Empowering Futures: How Elite Open School Is Changing the Trajectory for Displaced Youth in Jakarta
At Elite Open School (EOS), we believe a student's circumstances should never determine the ceiling on their future. That belief is easy to state and difficult to build. Since 2019, we have put it into practice through our partnership with the Roshan Learning Center in Jakarta, Indonesia — a program run under Yayasan Internasional Cahaya Fajar (Light of Dawn International) that serves displaced adolescents in grades 7 through 12.
This is not a sponsorship. It is a full academic infrastructure — built, funded, and delivered by EOS, and brought to life every day by the dedication of the Roshan team on the ground.

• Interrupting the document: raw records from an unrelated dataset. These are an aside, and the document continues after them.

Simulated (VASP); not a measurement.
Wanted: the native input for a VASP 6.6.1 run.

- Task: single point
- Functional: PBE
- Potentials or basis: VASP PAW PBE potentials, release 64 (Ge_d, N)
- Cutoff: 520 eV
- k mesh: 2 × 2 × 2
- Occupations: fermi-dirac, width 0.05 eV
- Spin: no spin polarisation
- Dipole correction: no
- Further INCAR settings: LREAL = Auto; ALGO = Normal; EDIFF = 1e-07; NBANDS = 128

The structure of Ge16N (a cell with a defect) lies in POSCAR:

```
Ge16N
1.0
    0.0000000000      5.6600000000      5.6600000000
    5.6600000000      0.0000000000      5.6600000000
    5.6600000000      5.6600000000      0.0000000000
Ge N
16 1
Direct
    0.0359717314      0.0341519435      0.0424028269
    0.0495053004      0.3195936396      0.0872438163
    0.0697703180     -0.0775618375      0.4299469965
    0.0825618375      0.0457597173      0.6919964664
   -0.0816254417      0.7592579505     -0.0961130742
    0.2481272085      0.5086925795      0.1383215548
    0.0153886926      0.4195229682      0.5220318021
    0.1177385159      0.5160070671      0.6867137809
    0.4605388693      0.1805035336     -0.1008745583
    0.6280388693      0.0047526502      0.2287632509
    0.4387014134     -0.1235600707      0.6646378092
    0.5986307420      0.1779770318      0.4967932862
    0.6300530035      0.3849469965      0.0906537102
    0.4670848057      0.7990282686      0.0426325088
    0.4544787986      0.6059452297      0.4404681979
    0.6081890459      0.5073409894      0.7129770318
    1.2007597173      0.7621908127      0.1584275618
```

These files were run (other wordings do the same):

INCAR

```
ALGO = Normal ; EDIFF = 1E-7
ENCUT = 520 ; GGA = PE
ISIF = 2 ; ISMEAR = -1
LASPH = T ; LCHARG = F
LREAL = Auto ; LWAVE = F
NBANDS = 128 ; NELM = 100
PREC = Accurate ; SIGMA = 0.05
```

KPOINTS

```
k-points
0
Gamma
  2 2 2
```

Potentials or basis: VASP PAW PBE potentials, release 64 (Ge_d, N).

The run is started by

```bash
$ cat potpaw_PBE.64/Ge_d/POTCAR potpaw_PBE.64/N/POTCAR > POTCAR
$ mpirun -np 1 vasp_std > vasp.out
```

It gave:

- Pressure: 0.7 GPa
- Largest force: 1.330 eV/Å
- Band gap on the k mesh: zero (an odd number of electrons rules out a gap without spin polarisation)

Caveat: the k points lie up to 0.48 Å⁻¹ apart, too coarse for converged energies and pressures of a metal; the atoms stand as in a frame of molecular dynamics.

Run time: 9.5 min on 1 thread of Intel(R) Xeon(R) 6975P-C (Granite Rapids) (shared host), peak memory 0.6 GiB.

“Every student deserves an education that opens doors, not a circumstance that closes them. Roshan students are not a footnote to our mission — they are exactly who Elite Open School was built to help.”
What EOS Provides
Since the partnership began, EOS has served as the academic backbone of the Roshan program — delivering:
An accredited U.S. curriculum, giving students a path to a U.S.-recognized high school diploma that is honored by universities and institutions around the world.
Digital learning infrastructure, including Chromebooks and structured online coursework that build the same disciplined academic habits EOS students develop everywhere in our global network.
Direct financial investment — to date, EOS has committed full resources in tuition support, technology, and curriculum access to ensure no displaced student is turned away for lack of resources.
A real pathway to higher education — an accredited diploma that converts uncertainty into opportunity, opening doors to universities in third countries and locally in Indonesia.
On the ground, our partner Roshan Learning Center provides the study space, in-person tutoring, and daily supervision that brings this academic framework to life. The model works because it combines EOS's institutional rigor with Roshan's local presence and care.
The Numbers Behind the Mission
Since this partnership began in 2019, EOS has:
Served 100+ displaced students through the Roshan program
Successfully celebrated our first cohort of 10 graduates to a growing number of students on track to follow
Supported students who have gone on to pursue higher education in Indonesia, the United States, and Canada.
These numbers represent more than statistics. They represent students who arrived in Jakarta with nothing certain about their future and left with a diploma that the world recognizes.
Independent Research Confirms What We Believed
We did not need a study to know this work mattered. But we are so proud that an independent academic researcher has now confirmed it.
A recent Master's thesis — "Education and Future Orientation of Refugee Adolescents in Indonesia: A Case Study of Roshan Learning Center Jakarta" — authored by Ghina Rifkiya at Universitas Pendidikan Indonesia, examined the impact of the EOS-Roshan partnership on the aspirations and resilience of refugee youth.
The research found that students in the EOS program at Roshan develop a strong sense of internality — the belief that their success is driven by their own effort and determination. The structured, self-regulated learning environment EOS provides was identified as a key factor in helping students see themselves as active agents in their own lives, not passive subjects of circumstance.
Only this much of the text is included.